The house was gutted. Scorch marks show where flames licked the walls. Even Fr Aristide's pets were shot by the soldiers. Everything from light fixtures to wash basins was looted and is being replaced by Haitians working 24 hours a day without pay, to get the house ready for his return on Saturday.

The strength of the US garrison protecting President Aristide's residence at Tabarre is a sign that, while he depends on them for his return to Haiti, the US cannot do without the man that leaked embassy reports once called a 'firebrand radical'. Only Fr Aristide has the popularity to replace the outgoing regime of soldiers, paramilitaries, and death squads.

The depth of affection felt by the Haitian poor for Fr Aristide was expressed by Marcilin Lornera, 57, an unemployed mechanic, who was stumbling along the rubble road to the house at Tabarre. Looking older than his years, he said he had been walking for about three hours - he was too poor to own a watch - and just wanted to see where Fr Aristide would live.

He said that he had not worked since the coup and he had difficulty explaining how he had survived. 'I live because God lets me live,' he said. 'If it was up to the bad people who got rid of Aristide, then I would die.'

He walked around a meadow that was filled with rusty tin cans and donkeys, surrounding the Tabarre house, listening to the workers inside singing a hymn in creole to the refrain 'He's Up There. He's Coming.'

Six years ago, on 11 September 1988 Mr Lornera was attending mass as usual at Ste Jean Bosco, Fr Aristide's yellow-and-white church, in the centre of Port-au-Prince, 100 yards from the room, down a narrow alley, where he lives with his wife. As the liturgy began, armed men smashed the gates of the church and attacked the congregation with pistols and machetes. 'We all started to run when we heard the screams,' Mr Lornera said.

Back in the church, Fr

Aristide shouted 'Blessed be the eternal' as more than a dozen members of his congregation were hacked or shot to death. Mr Lornera recalled seeing one man shot in the courtyard with a Bible in his hand. 'I saw a pregnant woman screaming for help in the pews, and holding on to her stomach. A man had just speared her there and she was bathed in red blood,' he said.

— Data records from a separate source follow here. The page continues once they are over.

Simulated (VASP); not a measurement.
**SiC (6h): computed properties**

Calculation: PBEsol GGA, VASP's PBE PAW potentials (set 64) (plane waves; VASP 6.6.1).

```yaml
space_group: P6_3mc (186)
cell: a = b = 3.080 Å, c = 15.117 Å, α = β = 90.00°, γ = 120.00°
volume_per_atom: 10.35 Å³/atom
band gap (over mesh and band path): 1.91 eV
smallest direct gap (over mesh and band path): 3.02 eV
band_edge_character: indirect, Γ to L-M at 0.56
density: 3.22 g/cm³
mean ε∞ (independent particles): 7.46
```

Today, there are 15ft-high trees growing in the nave of the burnt-out church, and paint is peeling off the walls. The Silesian order, to which Fr Aristide belonged and whose school is next door, expelled him. They accused him, among other things, of putting 'the Eucharist and the sacraments at the service of politics'. Fr Aristide said that the crime of which he was accused 'is the crime of preaching food for all men and women'.

This was a revolutionary slogan in Haiti, one of the most divided societies in the world, where the millionaire elite live in walled and guarded villas on the mountain above the capital while the per capita income is under dollars 350 ( pounds 225) a year.

In 1985, Fr Aristide said: 'A Christian who wishes to grow in holiness must ask that the land be distributed. He must ask that the big landowners give land to the poor, and that the poor work that land and make it fruitful.'

The ruined shell of Ste Jean Bosco shows how the rich of Haiti responded to that idea. One businessman described Fr Aristide as 'a cross between the ayatollah and Fidel (Castro)'.

Elected in 1990 with 67 per cent of the vote, President Aristide lasted only seven months in office. Washington officials always regarded him with deep suspicion, as a left-wing priest. But the US eventually discovered that they had no alternative candidate to hold Haiti together.